Pubs are underfilling pints of beer

Beer drinkers are being short-changed by up to 25p a pint because landlords don’t fill glasses to the brim.

Too much head? 5% of a pint is the legal limit (Flickr pic by waitscm)

Too much head? 5% of a pint is the legal limit (Flickr pic by waitscm)

Sunday Mirror investigators visited 25 pubs up and down the country and found more than two-thirds were serving under-filled pints of beer. Three pints served ­contained illegally small amounts of drink, with one containing just 92.4 per cent of a pint of lager.

The 1985 Weights and Measures Act says a pint of beer should be exactly a pint – 20 fluid ounces or 568ml. But industry guidelines agree a pint of beer can be 95 per cent liquid and five per cent head. Anything under that could lead to the owner being prosecuted.

The survey, carried out with Trading Standards officers, comes amid reports that struggling landlords are under pressure from pub chains to raise profits by deliberately under-filling glasses.

The Sunday Mirror admits to finding no evidence of bar staff deliberately pouring too little, but pub owners can be prosecuted if they sell pints under 95% full.

Last week the GMB union (Britain’s General Union) said the chains which own many pubs throughout the country were setting unrealistic rents based on a near 100 per return or “yield” from beer in barrels. They said this could be achieved only by serving less beer.

Mirror journalists bought two pints each in chain pubs in Liverpool, Newcastle, Birmingham, London and Cardiff.

At Bar Luga in Newcastle one of the pints (Estrella lager, £3.50) was 7.6% short, leaving drinkers 26p out of pocket.

At Yates’s in Harrow, West ­London, one £2.69 pint of Foster’s was 5.8% short of a full pint, short-changing the customer by 15p.

In Liverpool city centre one pint (Green King IPA, £1.75) at JD Wetherspoon’s The Fall Well was under-filled by 5.5%, or 9p.

At the other end of the scale, all the bars they checked in Birmingham city centre served 100 per cent measures while a £3.10 pint of Amstel lager at JD Wetherspoon’s Moon on the Hill in Harrow was 3 per cent over-filled. Good people of Harrow, start frequenting this pub now!

Oliver Vaulkhird, 40, owner of ­Newcastle’s Bar Luga, said: “We’re not trying to cut corners, pints look better with a head. But if people ask for it to be topped then it’s fine and we’d do that.”

But Ash Shah of Harrow trading standards said: “If you pay for a pint you deserve a pint. If you translated these shortfalls to filling your car with petrol, there would be a public outcry.”
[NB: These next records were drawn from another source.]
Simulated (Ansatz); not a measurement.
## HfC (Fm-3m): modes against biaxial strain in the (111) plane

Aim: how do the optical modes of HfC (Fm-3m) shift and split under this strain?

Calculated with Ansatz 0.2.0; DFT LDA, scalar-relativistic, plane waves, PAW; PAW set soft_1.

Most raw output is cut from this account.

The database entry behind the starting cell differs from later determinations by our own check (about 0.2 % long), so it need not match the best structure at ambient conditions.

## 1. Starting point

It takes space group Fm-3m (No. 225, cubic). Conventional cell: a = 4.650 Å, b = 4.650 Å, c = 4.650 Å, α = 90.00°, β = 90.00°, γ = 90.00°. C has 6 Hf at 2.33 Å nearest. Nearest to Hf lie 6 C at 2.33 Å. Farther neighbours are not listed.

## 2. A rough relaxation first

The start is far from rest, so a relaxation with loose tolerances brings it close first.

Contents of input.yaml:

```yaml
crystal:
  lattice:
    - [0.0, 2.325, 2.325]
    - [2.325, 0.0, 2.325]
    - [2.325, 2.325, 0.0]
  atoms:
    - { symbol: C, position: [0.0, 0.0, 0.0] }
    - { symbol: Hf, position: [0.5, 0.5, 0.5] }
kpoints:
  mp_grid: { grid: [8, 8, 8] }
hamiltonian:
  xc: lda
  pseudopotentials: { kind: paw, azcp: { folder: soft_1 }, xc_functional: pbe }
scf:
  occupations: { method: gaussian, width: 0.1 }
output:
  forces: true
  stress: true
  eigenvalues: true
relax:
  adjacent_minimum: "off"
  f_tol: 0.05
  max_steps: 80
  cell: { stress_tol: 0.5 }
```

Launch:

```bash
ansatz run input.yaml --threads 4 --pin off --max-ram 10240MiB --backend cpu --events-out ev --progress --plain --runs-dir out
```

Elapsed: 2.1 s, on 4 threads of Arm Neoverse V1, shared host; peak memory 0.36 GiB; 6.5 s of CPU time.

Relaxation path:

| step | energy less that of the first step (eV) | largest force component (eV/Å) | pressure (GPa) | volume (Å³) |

The Campaign for Real Ale’s Jonathan Mail said: “There is a misguided view among some pub bosses that it is acceptable to serve pints that are only 95 per cent full. This is wrong and Camra is calling on the Government to clarify the law so it is clear that a pint five per cent short is not acceptable.”

Mine’s a pint (97% beer, 3% head).

Where do you stand on the issue? Are you bothered by a large head or do you think this is nitpicking in the extreme? Have your say below.


One Comment on “Pubs are underfilling pints of beer”

  1. I think that some breweries propagate the idea that pints look good with a head merely to serve their own bottom line. London beers like Young’s Ordinary and Fuller’s London Pride would never have been served with any real head at all 25 years ago. But look at them now in the adverts – nice creamy head that stays. And remember a head is mainly air.

    It’s right that the Mirror is drawing attention to this. Given the price of beer now the monetary shortfall becomes significant. The publicans wouldn’t like it if you tendered 95% of the price of a pint when you buy one.